The Preregistration Revelation

Correcting erroneous or misleading findings in the scientific literature is feature of science that is as important as it challenging, time-consuming, risky, and fraught. Doing it well requires, risks, and rewards more than circling p-values and blasting them to Twitter. Recognizing this need, metascientists over the past decade have emphasized the need to detect errors and protect those surfacing concerns. While we all might differ in what we consider rigorous and thoughtful critique, there’s little disagreement that we need more not less and those raising concerns should be able to do so freely.

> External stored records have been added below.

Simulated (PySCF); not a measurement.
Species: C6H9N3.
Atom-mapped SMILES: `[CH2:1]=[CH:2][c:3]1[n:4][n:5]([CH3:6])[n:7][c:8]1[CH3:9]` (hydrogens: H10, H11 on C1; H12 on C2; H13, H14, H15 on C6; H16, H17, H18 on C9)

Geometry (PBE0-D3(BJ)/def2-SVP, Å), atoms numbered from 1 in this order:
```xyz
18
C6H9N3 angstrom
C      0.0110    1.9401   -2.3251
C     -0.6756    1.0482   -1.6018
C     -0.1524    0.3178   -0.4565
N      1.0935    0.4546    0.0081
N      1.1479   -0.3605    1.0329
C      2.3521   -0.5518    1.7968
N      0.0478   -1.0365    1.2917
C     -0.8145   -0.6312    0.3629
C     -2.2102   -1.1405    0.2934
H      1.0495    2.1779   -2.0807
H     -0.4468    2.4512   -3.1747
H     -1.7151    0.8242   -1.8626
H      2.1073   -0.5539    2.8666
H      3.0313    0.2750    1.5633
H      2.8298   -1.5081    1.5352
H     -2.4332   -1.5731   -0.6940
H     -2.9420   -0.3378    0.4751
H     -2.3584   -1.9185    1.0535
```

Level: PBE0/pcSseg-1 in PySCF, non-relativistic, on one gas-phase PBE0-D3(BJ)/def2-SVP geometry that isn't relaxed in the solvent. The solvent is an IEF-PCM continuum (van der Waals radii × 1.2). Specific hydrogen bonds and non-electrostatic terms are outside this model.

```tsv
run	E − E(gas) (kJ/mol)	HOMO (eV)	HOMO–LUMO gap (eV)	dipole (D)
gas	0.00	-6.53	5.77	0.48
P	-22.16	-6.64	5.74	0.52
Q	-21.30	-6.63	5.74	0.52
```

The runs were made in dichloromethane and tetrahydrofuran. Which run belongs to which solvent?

In my career I’ve spent an inordinate amount of time addressing false and misleading claims, within and beyond science. It has resulted in me being sued for defamation, led to bad-faith and incorrect accusations that I failed to obtain ethical approval for research, and dragged me into conspiracy theories. These bad outcomes don’t tell the full story, however, and I’ve had a number of remarkably wonderful and productive conversations with researchers after alerting them to errors.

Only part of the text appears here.